6. We find, on perusal of the comprehensive judgment of the Tribunal that it has dealt with all the submissions and pleas, which are sought to be re-agitated before us. The Tribunal while giving the chequered history of the litigation, has noted that these applicants were seeking amendment of the notification dated 30.9.2000 by which Rule 37-A was added in the CCS (Pension) Rules. Three OAs, OA No. 796/2002 titled TES Association v. Union of India and Ors. OA No. 1321/2002 titled R. Ramachandran v. Union of India and OA No. 797/2002 titled Joint Action Committee of MTNL Officers v. Union of India were filed for similar relief and for grant of benefit of Rule 37-A of CCS (Pension) Rules to the Officers absorbed in MTNL. When OA No. 1321/2002 was decided by the Tribunal on 23.4.2003, the challenge to the constitutional validity of Sub-Rule 21 and 22 was given up. Benefit of Rule 37-A was made applicable to the applicants, who were absorbed after 30.9.2000 and the other OAs were decided in terms of the orders passed in OA No. 1321/2002. The Tribunal has rightly noted that MTNL had been incorporated as far back as on 1.4.1986 and Officers, who were working in the erstwhile Delhi Telecoms, were transferred to MTNL on deemed deputation and the process of permanent absorption was started. On account of litigation, the process could not be completed and in 2003, options were invited from Officers working in Group B service for absorption in MTNL w.e.f. 1.10.2000. The terms and conditions of absorption were duly made known to all. The applicants were at liberty to opt for MTNL or BSNL or not to exercise the option. The Officers had opted for one or the other organization and they could not seek amendment to the terms and conditions of absorption. MTNL having been incorporated 14 years back, along with number of PSUs and Central autonomous Bodies, constituted a uniform class, while BSNL whose employees had all-India liability for transfer and was constituted only on 1.10.2000, was to be governed by different set of instructions.

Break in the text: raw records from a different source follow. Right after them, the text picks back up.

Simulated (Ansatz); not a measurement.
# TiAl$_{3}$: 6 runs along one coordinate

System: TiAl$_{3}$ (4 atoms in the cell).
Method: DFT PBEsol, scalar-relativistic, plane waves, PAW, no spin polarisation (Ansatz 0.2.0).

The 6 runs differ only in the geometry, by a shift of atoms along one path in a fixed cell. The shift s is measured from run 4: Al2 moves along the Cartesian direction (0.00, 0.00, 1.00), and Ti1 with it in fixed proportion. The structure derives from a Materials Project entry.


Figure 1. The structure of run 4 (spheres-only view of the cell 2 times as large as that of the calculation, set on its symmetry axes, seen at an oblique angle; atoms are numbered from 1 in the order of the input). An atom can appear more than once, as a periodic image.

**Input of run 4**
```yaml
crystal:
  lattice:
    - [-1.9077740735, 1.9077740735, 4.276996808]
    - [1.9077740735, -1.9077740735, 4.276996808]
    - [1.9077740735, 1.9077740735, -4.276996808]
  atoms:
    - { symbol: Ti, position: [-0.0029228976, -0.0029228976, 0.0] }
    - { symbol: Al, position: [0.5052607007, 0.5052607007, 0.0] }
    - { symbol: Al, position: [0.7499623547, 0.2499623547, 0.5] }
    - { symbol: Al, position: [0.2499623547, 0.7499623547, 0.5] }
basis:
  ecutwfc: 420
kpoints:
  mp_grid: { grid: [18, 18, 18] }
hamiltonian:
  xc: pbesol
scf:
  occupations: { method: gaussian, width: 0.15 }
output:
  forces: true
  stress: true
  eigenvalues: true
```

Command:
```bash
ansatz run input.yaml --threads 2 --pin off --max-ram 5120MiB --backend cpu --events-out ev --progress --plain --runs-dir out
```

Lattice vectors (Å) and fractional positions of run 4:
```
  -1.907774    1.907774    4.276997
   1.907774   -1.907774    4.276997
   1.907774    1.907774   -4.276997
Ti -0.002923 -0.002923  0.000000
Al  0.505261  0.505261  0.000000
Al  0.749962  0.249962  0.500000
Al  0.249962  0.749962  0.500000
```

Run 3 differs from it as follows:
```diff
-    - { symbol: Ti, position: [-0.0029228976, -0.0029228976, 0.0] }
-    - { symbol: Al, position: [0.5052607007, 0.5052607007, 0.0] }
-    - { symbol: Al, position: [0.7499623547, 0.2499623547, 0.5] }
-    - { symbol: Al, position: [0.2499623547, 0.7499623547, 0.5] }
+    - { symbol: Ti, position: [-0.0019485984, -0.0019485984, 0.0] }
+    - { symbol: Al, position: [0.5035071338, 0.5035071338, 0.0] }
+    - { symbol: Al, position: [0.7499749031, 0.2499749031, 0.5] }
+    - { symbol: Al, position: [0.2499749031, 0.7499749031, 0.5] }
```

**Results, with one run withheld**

7. As noted earlier, Sub-Rule 19 of Rule 37A provides that the Central Government is liable to make good any shortfall in the Trust fund for discharging the liability for pension and hence, the petitioners stand duly protected for their pension payment, guaranteed by the Government. The Tribunal has also noted that apart from the petitioners having no case on merits, the present OA would also be barred by principles of res judicata. We are in agreement with the judgment of the Tribunal and the grounds set in there for dismissal of the OA.

We find no merit in the petition and the same is dismissed.